My first memory of making art was more of an “incident” in the third grade. I had just finished what I thought was a rather brilliant crayon drawing of a green three-legged horse running through a field of red, purple and orange grass. Smiling, I proudly held it up for the teacher to see. She shook her head and said, “That is NOT how you draw a horse.”
In some respects that moment shaped the next six decades as I strive to live life on my own terms rather than doing what’s expected by individuals or society, but I knew I was an artist from that very early age.
As an abstract action painter, my art is less a visual depiction of places or events than an expression of moods and emotion, but it took many years of painting and sculpting before I was able to manipulate paint and materials without a conscious effort.
My first formal study of art began at The Chouinard Art Institute founded in 1921 in the Westlake district of Los Angeles. I quickly recognized that my art was being “directed” by my teachers in such as way that it was indefinable from that produced by the other students and graduates and I soon left.
Soon after I met Dick Brown, a student of Hans Hoffman who became my mentor and teacher. It was Dick Brown who introduced me to the idea of not thinking about what I was doing in the studio, but rather to let things flow and allow the painting to become art, rather than a study of line, color and composition.
As easy as this sounded at the time, in order for the subconscious to be able to manipulate the materials, I first had to learn how to control them. During the next four decades I worked full time to support my family while spending whatever free time I had developing my art.
I painted, drew, made marks and manipulated a myriad of materials on a conscious deliberate level in an attempt to recreate whatever I was seeing or envisioning in various different styles, ranging from impressionist, expressionist, cubist, and surrealist. Most of those paintings were destroyed or painted over, they were never meant to be an end in and of themselves, but rather a means to an end - the ability to paint on a subconscious rather than conscious level.
As my youngest of five children approached her teenage years I determined to focus more attention on my art. In 2001 my wife and I began the process of applying for an artist visa to the United Kingdom. At the time London was emerging as a central player and mecca for contemporary visual arts. At the age of sixty, I set up my studio and began to work full time as an artist for the first time in my life.
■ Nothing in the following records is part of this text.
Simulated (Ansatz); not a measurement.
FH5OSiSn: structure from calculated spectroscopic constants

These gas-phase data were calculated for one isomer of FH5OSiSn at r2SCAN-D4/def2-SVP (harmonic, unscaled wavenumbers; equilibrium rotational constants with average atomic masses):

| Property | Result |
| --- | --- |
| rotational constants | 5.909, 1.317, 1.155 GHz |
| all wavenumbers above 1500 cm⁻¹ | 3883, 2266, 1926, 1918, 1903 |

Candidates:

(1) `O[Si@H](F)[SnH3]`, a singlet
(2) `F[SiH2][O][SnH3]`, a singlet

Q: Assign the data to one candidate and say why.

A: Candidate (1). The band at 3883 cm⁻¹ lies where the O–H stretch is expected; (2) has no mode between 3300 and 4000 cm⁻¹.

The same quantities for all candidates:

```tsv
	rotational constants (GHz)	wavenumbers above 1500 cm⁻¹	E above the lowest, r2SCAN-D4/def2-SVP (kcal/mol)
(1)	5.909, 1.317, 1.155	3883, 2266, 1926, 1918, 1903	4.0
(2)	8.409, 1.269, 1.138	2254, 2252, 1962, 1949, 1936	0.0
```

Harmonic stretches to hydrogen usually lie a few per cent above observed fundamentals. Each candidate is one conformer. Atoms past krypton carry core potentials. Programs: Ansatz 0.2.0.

In 2015 family brought me back to the US and I now live in Alamance County near my daughters and grandchildren. I continue to work full time in the studio.
Statement
Today the visual artist no longer need rely on specific images to represent current directions and concepts. They can work from within, which is how I paint and how I hope my paintings are experienced.
All too often the term abstract is used incorrectly in the art world. The distortion of an object is not what renders it abstract in the metaphysical or transcendental sense. My figurative painting are visual memories of a place in time.
My non-figurative paintings are not intended to be abstractions from something since they have no reference to the material discernible world. Generally, they are not of something; they are something. They are what they are, an entity unto themselves.
The surface of a painting, like the surface of the tar pit, is exactly that, the surface. Beneath the bubbling tar are millions of unseen stories of creatures struggling for survival. Some creatures mistook the pool for a place to quench their thirst only to be bogged down never to escape. Others were chased by a predator into the grip of the tar, and the predator, too, may have followed its prey into the mire. Hidden within the viscous pit is a physical timeline of history.
Behind or beneath the surface of an abstract non-figurative painting there are suggestions of depth, color, movement, line, temperature and weight that can evoke memories and feelings.
It was the existence of subconsciously recognizable “openings” in my work that allow the viewer, to enter the painting and experience feelings and emotions. It isn’t my relationship to the painting that directs the viewers response, but their own subliminal relationship to things subconsciously perceived and imagined beneath and beyond the service of the painting.
So, ‘What does it mean?’ When it comes to my work, only the observer can know and then only for an instant. I want the surface to be the beginning of what you look at. What’s important is beneath, behind and under what you can see. The meaning is what you can’t see, the existential melodrama. The important thing isn’t what it means but what it makes you feel. It should be the same as looking at a sunset or rose garden. Don’t analyze it. Experience, enjoy, and let it be what it will for you for the moment. The secret to understanding art is to look. Van Gough said ‘It is looking at things for a long time that ripens you and gives you a deeper meaning.’ Creating the work has helped show me who I am and now I can only hope that it will resonate in some way with whoever takes the time to look.”